Matsumoto v. Labrador

Docket Number1:23-cv-00323-DKG
Decision Date08 November 2023
PartiesLOURDES MATSUMOTO, NORTHWEST ABORTION ACCESS FUND, and INDIGENOUS IDAHO ALLIANCE, Plaintiffs, v. RAUL LABRADOR, in his capacity as the Attorney General for the State of Idaho, Defendant.
CourtU.S. District Court — District of Idaho
MEMORANDUM DECISION AND ORDER

HONORABLE DEBORA K. GRASHAM UNITED STATES MAGISTRATE JUDGE

INTRODUCTION

Before the Court is Plaintiffs' Motion for Temporary Restraining Order, or, in the alternative, a Preliminary Injunction. (Dkt. 12.) Plaintiffs seek to enjoin the Defendant from enforcing Idaho's abortion trafficking statute, Idaho Code Section 18-623. The Motion is fully briefed and at issue. On September 14, 2023, the Court heard oral argument and took the Motion under advisement.

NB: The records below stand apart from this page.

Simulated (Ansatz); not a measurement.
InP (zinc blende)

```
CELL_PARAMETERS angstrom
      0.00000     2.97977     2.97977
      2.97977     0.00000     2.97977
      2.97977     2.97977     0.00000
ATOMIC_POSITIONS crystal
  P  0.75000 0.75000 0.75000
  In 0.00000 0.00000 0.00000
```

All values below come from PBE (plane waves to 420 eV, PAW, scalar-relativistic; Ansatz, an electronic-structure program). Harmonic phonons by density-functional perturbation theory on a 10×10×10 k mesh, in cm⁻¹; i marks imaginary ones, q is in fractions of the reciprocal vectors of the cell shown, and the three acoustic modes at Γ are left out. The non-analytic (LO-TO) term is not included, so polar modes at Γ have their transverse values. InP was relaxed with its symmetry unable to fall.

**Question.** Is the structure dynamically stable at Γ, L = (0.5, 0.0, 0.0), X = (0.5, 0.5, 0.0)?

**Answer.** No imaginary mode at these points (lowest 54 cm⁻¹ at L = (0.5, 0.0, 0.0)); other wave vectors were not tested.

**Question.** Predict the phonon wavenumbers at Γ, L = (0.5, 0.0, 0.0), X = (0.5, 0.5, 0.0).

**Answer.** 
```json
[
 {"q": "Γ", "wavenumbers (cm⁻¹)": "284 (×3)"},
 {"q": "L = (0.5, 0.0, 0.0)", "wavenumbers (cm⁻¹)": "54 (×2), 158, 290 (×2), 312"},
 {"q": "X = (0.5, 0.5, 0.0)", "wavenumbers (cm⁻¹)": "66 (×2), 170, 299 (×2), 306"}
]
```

Having carefully reviewed and considered the entire record and the parties' arguments, the Court will grant Plaintiff's Motion and will preliminarily enjoin Defendant from enforcing Idaho Code Section 18-623. For the reasons explained below the Court finds Plaintiffs have named the proper Defendant demonstrated both subject matter jurisdiction and Article III justiciability, and established the requirements for a preliminary injunction.[1]

BACKGROUND

In this lawsuit, Plaintiffs contest the constitutionality of Idaho's criminal abortion trafficking statute, Idaho Code Section 18-623. (Dkt. 1.)[2] The statute provides that: [a]n adult who, with the intent to conceal an abortion from the parents or guardian of a pregnant, unemancipated minor either procures an abortion, as described in Section 18604, Idaho Code, or obtains an abortion-inducing drug for the pregnant minor to use for an abortion by recruiting, harboring, or transporting the pregnant minor within this state commits the crime of abortion trafficking.” Idaho Code § 18-623(1). The offense is punishable by imprisonment for no less than two years and no more than five years. Idaho Code § 18-623(5). The statute allows for an affirmative defense where a parent or guardian of the pregnant minor consented. Idaho Code § 18-623(2). It is not an affirmative defense “that the abortion provider or the abortion-inducing drug provider is located in another state.” Idaho Code § 18-623(3). The statute was signed into law by Idaho Governor Brad Little on April 5, 2023, and went into effect May 5, 2023, due to its emergency clause.[3]

On July 11, 2023, Plaintiffs Lourdes Matsumoto, Northwest Abortion Access Fund, and Indigenous Idaho Alliance (collectively Plaintiffs)[4] filed this action under 42 U.S.C. Section 1983 against Defendant Raul Labrador, in his official capacity as the Attorney General for the State of Idaho. (Dkt. 1.) Plaintiffs are an individual and two organizations who provide assistance to pregnant people, including minors, who are located both within and outside of Idaho, with accessing legal abortion care.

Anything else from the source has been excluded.